SEATTLE — A King County judge says he expects to rule in a week on a motion to dismiss claims that Washington Fish and Wildlife has been breaking the state’s fundamental environmental law every time it kills a wolf.
Fish and Wildlife says lethal control keeps the public from turning against wolves and resorting to poaching. Wolf advocates argue the state must study how killing wolves affects the environment.
After a 50-minute hearing Jan. 3, Superior Court Judge John McHale said he needs time to decide and anticipates issuing a ruling next Friday or the following Monday.

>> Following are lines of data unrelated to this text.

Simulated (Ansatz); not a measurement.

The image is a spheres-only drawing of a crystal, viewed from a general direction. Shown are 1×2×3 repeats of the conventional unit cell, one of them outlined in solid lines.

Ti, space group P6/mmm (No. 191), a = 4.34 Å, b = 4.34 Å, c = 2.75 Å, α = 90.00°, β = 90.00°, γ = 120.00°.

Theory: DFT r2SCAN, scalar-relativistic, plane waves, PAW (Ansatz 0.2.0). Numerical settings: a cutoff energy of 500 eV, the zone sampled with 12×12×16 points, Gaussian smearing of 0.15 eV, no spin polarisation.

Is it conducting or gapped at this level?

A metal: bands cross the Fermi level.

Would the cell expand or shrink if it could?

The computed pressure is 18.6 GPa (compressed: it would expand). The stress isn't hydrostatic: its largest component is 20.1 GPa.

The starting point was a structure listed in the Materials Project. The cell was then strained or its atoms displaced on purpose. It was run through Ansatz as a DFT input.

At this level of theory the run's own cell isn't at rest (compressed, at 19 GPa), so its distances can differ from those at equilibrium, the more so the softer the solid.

“I have work to do,” he said.
The lawsuit, similar to one pending in Thurston County, seeks to force Fish and Wildlife to stop killing wolves until it conducts a review under the State Environmental Policy Act. A SEPA review can take two or more years.
A Thurston County judge already has tossed out the SEPA claims, and Fish and Wildlife is seeking to duplicate that success in King County.
The two lawsuits also allege Fish and Wildlife violated the state’s Administrative Procedure Act by adopting its lethal-control policy without adequate reasons or public involvement. In both suits, that claim will be the subject of future hearings.
The dispute, being litigated in Western Washington courts, involves Fish and Wildlife actions in the eastern one-third of Washington. Wolves in Central and Western Washington are federally protected by the U.S. Fish and Wildlife Service, which doesn’t shoot wolves for attacking livestock.
Fish and Wildlife argues killing wolves is exempt from SEPA because it has the responsibility to remove dangerous wildlife. It also argues that it did an environmental review before it adopted a wolf recovery plan in 2011, and that shooting wolves to stop depredations was part of the plan.
Fish and Wildlife’s attorney, Joe Panesko, told Judge McHale that wolves are thriving in Eastern Washington. “The wolves have been recovering even with the lethal removals. There is no ecological disaster,” he said.
Panesko said the department dislikes killing. But if it didn’t, there would be more poaching, he said. “Social acceptance is the biggest obstacle to the recovery of wolves.”
Fish and Wildlife has avoided drawing a hard line on when it will kill wolves. The department’s director, Kelly Susewind, will consider lethal control after a pack attacks livestock three times in 30 days, but there’s no law or rule that says the department has to shoot wolves.
The department calls it a “lethal-removal protocol.” Wolf advocates’ attorney Jonathon Bashford said it’s hardened into a program to annually kill wolves. “The protocol is a policy. It’s a plan,” he said.
Bashford asked McHale to keep the SEPA claims alive for a fuller hearing now set for May 8.
Bashford said the department did not submit any evidence to support its contention that wolves devalue grazing leases.
Fish and Wildlife counted 126 wolves in Washington at the end of 2018. The department has not released a count for 2019. The department has killed 31 wolves since 2012. The department says the cullings have not prevented the overall population from growing.
The department has described northeast Washington as “saturated” with wolfpacks. The shooting of wolves in that corner of the state triggered the lawsuits in Thurston and King counties.